The No. 2 starter, Jason Franzblau, was dismissed from the team and Brett Moore, who had started five games, followed Franzblau. Seniors Kellen Taylor, Mike Honce and Jonathan Settle were already gone and redshirted freshman Chris Pepe, who didn't throw at all last year, decided to transfer closer to his Pennsylvania home.

Then when fall practice began, Wilson also decided to transfer, even though it was unlikely he was going to pitch anywhere this year. Nevertheless, Wilson's contributions in 2009 and perhaps 2010 were negated.

"When you lose your one and two, guys that were proven starters and guys you could count on every single game, obviously it's cause for everybody on the staff to set up," Hudak said during the summer. "Going to be interesting to see who rises to the challenge."

With the season upon him, Hudak's statements haven't changed. The roles are still wide open, although obviously some guys have been plugged into the starting rotation for this weekend. The 17 on the staff are pretty much all on equal ground.

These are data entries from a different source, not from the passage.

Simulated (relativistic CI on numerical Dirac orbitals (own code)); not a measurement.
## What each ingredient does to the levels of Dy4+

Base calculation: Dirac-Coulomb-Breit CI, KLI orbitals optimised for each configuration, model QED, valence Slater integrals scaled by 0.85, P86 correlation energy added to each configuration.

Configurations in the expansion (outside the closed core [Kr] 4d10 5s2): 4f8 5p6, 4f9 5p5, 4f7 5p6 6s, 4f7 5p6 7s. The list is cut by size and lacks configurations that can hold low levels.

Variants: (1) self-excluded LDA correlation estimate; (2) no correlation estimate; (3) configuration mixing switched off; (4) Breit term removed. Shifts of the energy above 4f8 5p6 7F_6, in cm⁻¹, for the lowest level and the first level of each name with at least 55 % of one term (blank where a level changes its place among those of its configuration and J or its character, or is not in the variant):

Oozing potential, with very little proven.

"I guess just last year in the meeting, he kind of left it open that nobody had a position," said senior Ryan Schwartz, who's holding the No. 1 role and is set to start the season-opener. "To me that was an option to work hard, come back in the fall and take that position."

The kick is the Eagles are set in the field. Six position starters return, all of whom batted .292 or better, and the only two vacancies were quickly filled. Tyler McBride takes over for Tommy Lentz in center field as a familiar face, an outfielder/pitcher who was just beginning to hit the ball last year when he broke his wrist 11 games in.

Then Hudak and his crew found junior college infielder Aaron Bonomi to take over for Chris Carrara at second base. The Australian native has proven capable of playing his position and backing up a few others, also hitting well in fall practice.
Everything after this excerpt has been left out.